Qt Quick allows you to create web-like UI on desktop. However, since VTK can now run in the web browser and you can run your C++ code (using webassembly) and Python code (for example using pyodide) natively in the web browser, too, you might consider cutting out Qt and use a web GUI framework instead (such as React or Angular).
Using Javascript framework instead of Qt for the GUI widgets may be very significant effort and most C++/Python on the web technologies are not mature yet, but the Qt company does not behave nicely (they make life of free Qt users increasingly more difficult; and licensing terms and costs for commercial Qt are unreasonable) and more and more users demand running their software natively in the browser. Therefore, web GUI should be seriously considered, especially for new projects and that can afford to use an evolving technology stack in the next few years.

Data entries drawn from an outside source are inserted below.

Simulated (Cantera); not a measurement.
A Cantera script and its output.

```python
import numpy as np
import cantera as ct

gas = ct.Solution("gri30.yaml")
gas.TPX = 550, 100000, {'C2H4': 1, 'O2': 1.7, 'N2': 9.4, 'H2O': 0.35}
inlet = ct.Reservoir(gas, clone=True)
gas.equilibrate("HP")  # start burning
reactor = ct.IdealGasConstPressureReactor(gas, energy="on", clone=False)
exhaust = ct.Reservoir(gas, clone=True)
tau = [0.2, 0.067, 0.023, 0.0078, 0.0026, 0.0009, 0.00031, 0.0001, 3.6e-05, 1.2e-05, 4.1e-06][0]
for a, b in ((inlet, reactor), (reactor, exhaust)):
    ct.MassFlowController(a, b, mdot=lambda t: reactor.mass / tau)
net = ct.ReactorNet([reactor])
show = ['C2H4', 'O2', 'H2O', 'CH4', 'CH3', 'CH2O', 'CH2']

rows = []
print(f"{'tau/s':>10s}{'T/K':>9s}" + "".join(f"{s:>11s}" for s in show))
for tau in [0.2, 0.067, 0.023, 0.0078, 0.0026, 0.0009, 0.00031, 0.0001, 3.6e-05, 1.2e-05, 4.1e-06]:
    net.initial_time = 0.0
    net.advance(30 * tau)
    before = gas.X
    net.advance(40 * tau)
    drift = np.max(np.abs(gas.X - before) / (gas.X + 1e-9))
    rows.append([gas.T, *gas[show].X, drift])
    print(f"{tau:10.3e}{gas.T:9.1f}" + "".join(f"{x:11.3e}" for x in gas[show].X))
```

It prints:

have an idea—why don’t we try creating a launcher? We could first use C++ to create a Qt application and register QQuickVTKRenderItem with Qt in advance. With this, the launcher would be completed, and then we could expose this launcher to Python-Embedding, allowing the launcher to execute commands from Python. Wouldn’t this also allow PyQt or PySide6 to run a QtQuick interface while achieving compatibility with VTK? My C++ coding skills are very limited, but I think this could be feasible. Perhaps this GitHub project might offer more inspiration: GitHub - skywind3000/PyStand: 🚀 Python Standalone Deploy Environment !!.
3D Slicer, MeVisLab, maybe even MITK all use PythonQt to embed Python in a VTK/Qt application. Everything works very nicely. The drawback of PythonQt that the application is C++ first, and Python is embedded. Some Python developers don’t like this. Also, PythonQt is not as popular as PyQt and PySide.